How much do the noisemaker vendors of La Rambla make per day?

I thought perhaps the answer to Spain’s unemployment crisis lies within El Pito, the small plastic whistle that provides Barcelona’s signature strip with the incessant squeaking sound of a parakeet orgy.


As with any illegal operation, determining exact figures and calculating the income of an unlicensed pitero (they’re in the same phylum as lateros, so they will hereby be referred to as “piteros”) is complicated.


I went straight to the source, yet no matter what I first asked the pitero – questions which never involved numbers – their response was always the same: “one euro.” In keeping with my journalistic principles, I refused to pay for sources, which in this case mirrored my general life principle of not paying for complete bullshit.
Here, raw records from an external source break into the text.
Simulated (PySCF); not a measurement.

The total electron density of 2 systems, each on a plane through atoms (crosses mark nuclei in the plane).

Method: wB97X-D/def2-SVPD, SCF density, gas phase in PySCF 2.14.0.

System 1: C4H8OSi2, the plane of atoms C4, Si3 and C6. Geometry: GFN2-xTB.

Once it was clear that I would not buy a pito, the conversation became even tougher, and was normally concluded when the pitero instantly forgot how to speak Castilian and English.


Finally I met a talkative pitero named Salim, who could still only answer one-third of my questions. He told me he charges 2€euros per pito and normally sells four to five a day. He was extremely vague about how many hours and days he works.
Based on the assumption that he isn’t instantly talked down to 1euro per pito – a big assumption – this means at most he averages 10 euros a day. That’s 10 euros before his costs (these are 3cm pieces of plastic, so they can’t be high) and whatever he pays to the Pitero Kingpin.


And piteros are definitely an organized syndicate, so organized that while doing my field research I witnessed Lead Pitero yell at his pitero pawn, “(angry unintelligible language) beep, beep, beep (more angry unintelligible language)” as he scolded him for making the wrong kind of annoying sounds.


To try and get a better idea of their daily income, I sat on a Rambla bench on a sunny Saturday afternoon to track the sales of two piteros slanging their squeakers.


I studied their moves, the non-stop noise-making, the relentless harassment of anyone within an arm’s reach, and how they especially went after young female tourists, which leads me to believe that the sound might also have a mating purpose behind it.


The only time there was silence was when the neon-clad Guardia Urbana strolled by, which caused the piteros to instantly disappear. I spoke with one policía, who told me he fines 10 to 20 piteros a day – fines that can range from 100€euros to 250 euros, plus the confiscation of their precious pitos and pito-related cash.


Sr. Lead Pitero noticed me talking to the police and his piteros and gave me an evil stare; a look that said if I talk to the police once more, he’d have his night posse shoot me with rubberband-propelled weapons that shoot blinking-LED-clad-bullets.


Yet I stood tall and continued to scope the scene. In one hour, Pitero #1 sold four pitos, while Pitero #2 hadn’t made a sale. In an effort to get into the mind of the kind of sick, twisted individual who would buy a pito, I talked to each of Pitero #1’s customers (well, as best I could, they were all Italian). They cited “fun” and “curiosity” as their motives and each paid 1 euro per pito.


Near the end of my watch, Pitero #2 was yet to make a sale, until two tall, well-dressed men approached him. The men made such a sizable purchase that Lead Pitero had to come over to pull euros from the secret stash located in his shoe.
After the dapper tourist put the shoe money and a handful of pitos in his blazer pocket, I asked him what could compel a man to buy so many fucking pitos – but I asked this in a nice way that didn’t question his sanity.


The Dutch man told me he bought 10 so his son could sell them at school back in Holland.


It was then I realized that I was worrying about the wrong issue. It doesn’t matter if these piteros are making a few euros a day. What matters is that this terribly obnoxious sound is spreading, and is now on the brink of becoming a global epidemic.